A panel of dispute-settlement experts backed the legality of Australia’s 2011 measure on Thursday. Australia requires tobacco companies to sell their products in drab, brown cardboard packages with standardized fonts.
Some governments have hesitated to implement such measures after a group of tobacco-producing countries sued Australia for allegedly violating WTO intellectual-property rules and setting illegal barriers to trade when it became the first country to implement plain packaging in 2011. Philip Morris International Inc. and Japan Tobacco Inc. have argued that such rules could set a precedent for other countries to implement new labeling rules for tobacco, alcohol and junk food, plus they make it easier for cigarettes to be counterfeited.
“Tobacco plain packaging is an evidence-based measure that WHO recommends as part of a comprehensive approach to tobacco control,” said Tarik Jasarevic, a WHO spokesman, in an email. “A positive decision from the WTO panel is likely to accelerate global implementation.”
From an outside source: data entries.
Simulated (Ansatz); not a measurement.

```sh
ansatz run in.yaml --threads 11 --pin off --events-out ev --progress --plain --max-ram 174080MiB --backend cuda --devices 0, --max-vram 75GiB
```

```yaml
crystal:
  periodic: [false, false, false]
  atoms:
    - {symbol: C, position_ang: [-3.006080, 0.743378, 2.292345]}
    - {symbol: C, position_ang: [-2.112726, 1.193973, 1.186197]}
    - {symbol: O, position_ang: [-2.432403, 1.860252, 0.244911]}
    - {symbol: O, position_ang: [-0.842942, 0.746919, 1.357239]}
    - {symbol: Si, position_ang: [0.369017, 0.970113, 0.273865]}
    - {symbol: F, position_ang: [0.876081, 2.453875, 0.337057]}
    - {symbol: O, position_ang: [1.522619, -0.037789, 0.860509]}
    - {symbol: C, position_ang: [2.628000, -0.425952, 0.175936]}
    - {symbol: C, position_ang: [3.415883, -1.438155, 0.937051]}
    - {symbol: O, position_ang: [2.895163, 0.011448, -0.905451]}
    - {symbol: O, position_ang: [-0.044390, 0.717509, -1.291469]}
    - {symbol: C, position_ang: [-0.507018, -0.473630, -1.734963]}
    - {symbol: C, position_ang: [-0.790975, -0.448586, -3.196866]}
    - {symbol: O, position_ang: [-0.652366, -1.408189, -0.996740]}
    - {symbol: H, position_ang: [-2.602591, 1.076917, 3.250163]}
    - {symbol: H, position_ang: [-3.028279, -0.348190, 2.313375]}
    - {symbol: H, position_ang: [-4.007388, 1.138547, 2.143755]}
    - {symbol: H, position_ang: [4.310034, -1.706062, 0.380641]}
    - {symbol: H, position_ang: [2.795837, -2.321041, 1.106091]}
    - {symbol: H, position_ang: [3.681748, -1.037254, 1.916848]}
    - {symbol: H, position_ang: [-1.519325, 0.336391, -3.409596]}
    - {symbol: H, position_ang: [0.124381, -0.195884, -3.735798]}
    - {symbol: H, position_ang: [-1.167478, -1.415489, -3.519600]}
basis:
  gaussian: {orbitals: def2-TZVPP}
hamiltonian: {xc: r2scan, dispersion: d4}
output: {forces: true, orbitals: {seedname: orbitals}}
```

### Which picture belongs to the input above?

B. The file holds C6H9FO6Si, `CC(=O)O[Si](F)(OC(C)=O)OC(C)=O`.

The ruling affirmed Australia’s right to impose tobacco plain-packaging rules because WTO agreements contain exemptions that permit countries to implement regulations deemed necessary to protect the health of their citizens. Bloomberg News reported last year that the WTO sided with Australia, citing people close to the situation. The official notification took time because of the complexity of the issue and translation requirements.
A long list of countries including Belgium, Canada, Colombia, India, Panama, Malaysia, Turkey and Singapore are considering plain-packaging measures. So far, France, Hungary, Ireland, New Zealand, Norway, Slovenia and the U.K. have already passed such rules.
Tobacco is the leading cause of preventable death and disability in Australia and smoking is estimated to kill almost 19,000 Australians a year, according to the Australian Department of Health.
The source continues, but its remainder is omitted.